The “Queen of All Threshold Issues” in Arbitration Law

MZM Construction Co., Inc. v. New Jersey Building Laborers Statewide Benefit Funds, 974 F.3d 386 (3d Cir. 2020). Decisions about arbitration just keep on coming, from both New Jersey and federal courts. This latest opinion, by Judge Restrepo, addresses what he called (quoting a law review article) “‘the queen of all threshold issues’ in arbitration law”: who decides ‘whether an agreement exists, when the putative agreement includes an arbitration provision empowering an arbitrator to decide whether an agreement exists?” Judge Restrepo rightly referred to this as a “mind-bending” question.

In a lengthy and scholarly opinion, the Third Circuit, affirming Judge McNulty’s ruling below, held that a court, not an arbitrator, was to make that decision in the circumstances of this case. Among many other authorities, Judge Restrepo went through the Supreme Court’s key decisions in Prima Paint Corp. v. Flood & Conklin Mfg. Co., 388 U.S. 395 (1967), and Rent-A-Center, Inc. v. Jackson, 561 U.S. 63 (2010). After Prima Paint, the rule has been that “a claim of fraud in the inducement of the arbitration clause is for the court to decide, but a claim of fraud in the inducement of the container contract is for the arbitrator” (emphases by Judge Restrepo).

Between Prima Paint and Rent-A-Center, the Third Circuit held in Sandvik AB v. Advent Int’l Corp., 220 F.3d 99 (3d Cir. 2000), that it is for a court to decide “questions about the formation or existence of an arbitration agreement, namely the element of mutual assent.” Rent-A-Center, Judge Restrepo said, ruled that unless the party opposing arbitration challenges an arbitration agreement’s provision that delegates to the arbitrator the power to decide arbitrability issues, “the district court ‘must treat it as valid’ and ‘must enforce it’ by sending ‘any challenge to the validity’ of the underlying arbitration agreement to the arbitrator” (emphasis by Judge Restrepo).

Though the issue was somewhat difficult, the panel concluded that Sandvik was still to be followed even after Rent-A-Center. Judge Restrepo cited several cases from other Circuits, post-Rent-A-Center, that had likewise “declined to enforce delegation provisions when the formation or existence of the container contract was at issue.” Thus, the court held that “unless the parties clearly and unmistakably agreed to arbitrate questions of contract formation in a contract whose formation is not in issue, those gateway questions are for the courts to decide.”

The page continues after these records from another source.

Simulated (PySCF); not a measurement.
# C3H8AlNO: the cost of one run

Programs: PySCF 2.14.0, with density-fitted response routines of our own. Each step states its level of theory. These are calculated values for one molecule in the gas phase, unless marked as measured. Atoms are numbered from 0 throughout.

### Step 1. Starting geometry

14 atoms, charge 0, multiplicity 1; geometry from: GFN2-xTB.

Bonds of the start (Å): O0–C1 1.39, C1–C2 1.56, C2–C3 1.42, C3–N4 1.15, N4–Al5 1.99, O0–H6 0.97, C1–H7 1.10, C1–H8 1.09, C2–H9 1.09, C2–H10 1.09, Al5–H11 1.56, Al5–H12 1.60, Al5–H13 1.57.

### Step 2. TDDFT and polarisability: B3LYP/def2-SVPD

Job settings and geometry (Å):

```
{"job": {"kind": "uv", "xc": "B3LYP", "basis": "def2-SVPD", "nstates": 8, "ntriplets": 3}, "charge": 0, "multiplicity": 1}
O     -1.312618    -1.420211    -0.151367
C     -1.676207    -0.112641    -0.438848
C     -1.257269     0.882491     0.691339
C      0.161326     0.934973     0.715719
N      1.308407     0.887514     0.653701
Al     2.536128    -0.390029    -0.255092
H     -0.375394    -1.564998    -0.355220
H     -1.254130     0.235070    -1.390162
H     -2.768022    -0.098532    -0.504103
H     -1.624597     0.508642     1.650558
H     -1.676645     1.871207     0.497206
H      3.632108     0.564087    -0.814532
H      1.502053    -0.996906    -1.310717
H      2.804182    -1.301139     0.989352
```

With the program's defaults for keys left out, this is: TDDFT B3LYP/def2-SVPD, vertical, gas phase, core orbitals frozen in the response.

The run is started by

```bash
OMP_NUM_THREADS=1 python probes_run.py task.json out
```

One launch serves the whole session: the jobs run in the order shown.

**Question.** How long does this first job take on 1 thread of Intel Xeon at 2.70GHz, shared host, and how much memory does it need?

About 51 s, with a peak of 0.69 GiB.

Judge Restrepo then turned to whether MZM had put the formation of the arbitration provision “in issue.” MZM claimed that there was fraud in the execution (that is, that it signed the agreement in reliance on an “assurance that it was a single-project agreement without any mention of arbitration”). Fraud in the execution overrides the general rule that a party’s signature on a contract is normally binding. Under New Jersey law, “[c]ontracting parties have a right to trust each other to draw up paperwork that accurately memorializes the oral understanding between them, and the presentation of the paper for signature is itself a representation that the terms of such oral agreement have been or will be embodied in the writing.”

Defendant, however, asserted that MZM had pled fraud in the inducement, not fraud in the execution. Judge Restrepo noted that if that were so, the issue would have to go to the arbitrator rather than being decided by the court. But he concluded that MZM had pled fraud in the execution.

This was a layered issue that required a detailed opinion to parse it and make it understandable. Judge Restrepo delivered.